P(X=a) verses $f_X(a)$ for continuous r.v.

Question

Textbook says that for continuous r.v. the probability at a specific value is zero:

$$P(X=a) = 0$$

They say that the proof of this fact is:

$$P\Big(a\Big) \le P\Big((a-\epsilon) \le x \lt a\Big)$$

(because "a" is a subset of the range $(a-\epsilon)$ to "a").

Then if we allow epsilon to approaches zero:

$$\lim \limits_{\epsilon \to 0} P\Big((a-\epsilon) < x \lt a\Big) = \lim \limits_{\epsilon \to 0} \Big(F_X(a) - F_X(a-\epsilon)\Big)$$

therefore:

$$P(X= a) = 0$$

(note: $F_X(x) = P(X \le a)$ is the cdf of pdf $f_X(x)$)

However, a paragraph later in the textbook, it says that the pdf of continuous r.v. has the property:

$$f_{X}(x) \ge 0$$

My question is this: What's the difference between $P(X=a)$ and $f_X(a)$? shouldn't it be : $f_{X}(a) = 0$

without the greater than sign?

Answer 1

A continuous RV has no probability mass function (PMF) $p$ since a requirement for a PMF is that the sum of the PMF values is $1$. Attempting to define a PMF $p$ for a continuous RV $X$ leads to $p(a)=\int_a ^a f(x)\text{d}x=0.$ Therefore, we cannot obtain $\sum_{-\infty < a<\infty}p(a)=1$ for a continuous $X$.

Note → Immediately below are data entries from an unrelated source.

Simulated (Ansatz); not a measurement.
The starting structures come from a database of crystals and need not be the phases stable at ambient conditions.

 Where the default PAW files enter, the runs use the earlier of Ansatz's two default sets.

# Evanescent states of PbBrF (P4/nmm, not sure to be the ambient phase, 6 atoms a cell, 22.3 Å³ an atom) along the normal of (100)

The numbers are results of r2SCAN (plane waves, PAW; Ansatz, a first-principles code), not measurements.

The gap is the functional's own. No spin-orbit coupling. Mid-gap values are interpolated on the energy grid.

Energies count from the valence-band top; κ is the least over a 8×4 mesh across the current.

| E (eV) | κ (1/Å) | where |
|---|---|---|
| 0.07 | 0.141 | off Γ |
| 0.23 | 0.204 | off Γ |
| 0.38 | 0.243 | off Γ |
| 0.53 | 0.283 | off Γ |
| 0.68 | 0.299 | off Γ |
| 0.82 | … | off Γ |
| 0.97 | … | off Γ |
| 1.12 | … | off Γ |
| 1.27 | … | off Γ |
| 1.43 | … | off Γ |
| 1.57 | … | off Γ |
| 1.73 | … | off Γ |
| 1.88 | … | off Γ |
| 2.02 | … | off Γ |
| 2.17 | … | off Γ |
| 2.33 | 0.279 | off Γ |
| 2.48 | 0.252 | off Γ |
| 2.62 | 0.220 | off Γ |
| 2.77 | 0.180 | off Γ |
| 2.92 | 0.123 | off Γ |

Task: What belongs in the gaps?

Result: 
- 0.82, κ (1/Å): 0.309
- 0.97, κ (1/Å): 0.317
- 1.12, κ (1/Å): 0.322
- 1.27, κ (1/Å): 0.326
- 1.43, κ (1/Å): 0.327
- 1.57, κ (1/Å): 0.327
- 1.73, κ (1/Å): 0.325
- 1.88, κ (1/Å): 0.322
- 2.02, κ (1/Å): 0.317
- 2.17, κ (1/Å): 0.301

Also, we cannot have $f(x)=0$ for all $x$ since (letting $S$ denote the sample space) we need $$\mathbb{P}(X\in S)=\int_{\mathbb R}f(x)\text{d}x=1.$$

The analogue of the PMF for a continuous RV $X$ is a function (PDF) $f$.

Continuous case:

• $f\ge 0$,
• $\mathbb P(X \in A)=\int_A f(x)\text{d}x$,
• $\int_{-\infty}^\infty f(x)\text{d}x=1$

Discrete case:

• $p\ge 0$,
• $\mathbb{P}(X\in A)=\sum_{x\in A}p(a),$
• $\sum_{-\infty<a<\infty}p(a)=1.$

Answer 2

For discrete r.v:

$$P(X=a) = f_X(a)$$

However, for continuous r.v.:

$$P(X=a) \ne f_X(a)$$

It equals:

$$P(X=a) = \lim \limits_{\epsilon \to 0} \int \limits^{a+\epsilon}_{a}f_x(v)~dv = 0$$

because:

$$P(a<X<b) = \int \limits^{b}_{a}f_x(v)~ dv = 0$$